The Brainerd Dispatch pointed out that the crossing “does not have acting warning devices of stop arms and lights,” a situation the fire chief reiterated in the TV interview. It is virtually certain that if equipped with lights and gates this accident would not have happened. Both BNSF and Operation Lifesaver know that lights and gates are the most effective type of protection at railroad crossings. Studies that have been conducted over fifty years ago confirm that lights and gates offer the ability to drastically reduce the number of vehicle/train accidents by as much as 96%.
Fargo, ND TV station WDAZ, ABC News Channel 8, reporter Renee Richardson, who interviewed Chief Lee, learned that “the force of the collision emptied the Mercury’s trunk and back seat, sending household goods and debris across the area, including everything from a vacuum to canned goods.”
West Gulf River Road ends at its intersection with Minnesota Highway 210 just a few feet north of the railroad crossing, and winds through the area, intersecting with a road which leads directly to and just a short distance south of the crossing.

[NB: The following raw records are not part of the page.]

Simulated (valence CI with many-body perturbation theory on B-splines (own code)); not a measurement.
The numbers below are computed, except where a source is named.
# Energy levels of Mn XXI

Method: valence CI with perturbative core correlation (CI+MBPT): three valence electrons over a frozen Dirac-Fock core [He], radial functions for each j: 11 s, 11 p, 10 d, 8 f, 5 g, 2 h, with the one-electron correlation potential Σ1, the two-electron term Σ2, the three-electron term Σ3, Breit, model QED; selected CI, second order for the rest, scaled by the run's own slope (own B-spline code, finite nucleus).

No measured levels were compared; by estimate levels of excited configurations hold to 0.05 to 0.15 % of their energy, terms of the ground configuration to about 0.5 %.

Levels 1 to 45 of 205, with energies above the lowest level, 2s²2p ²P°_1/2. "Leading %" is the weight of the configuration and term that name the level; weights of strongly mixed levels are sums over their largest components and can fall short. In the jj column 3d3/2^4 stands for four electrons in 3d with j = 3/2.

According to Federal Railroad Administration documents, the unguarded crossing accommodates a half a dozen BNSF trains daily at a maximum allowable speed of 49 mph. But also according to FRA records, Sunday afternoon’s collision was not the only crash event to occur there, as a motorist was killed at the same location in 1993 when a 114-car BNSF train being pulled by a pair of locomotives traveling at 47 mph struck his vehicle.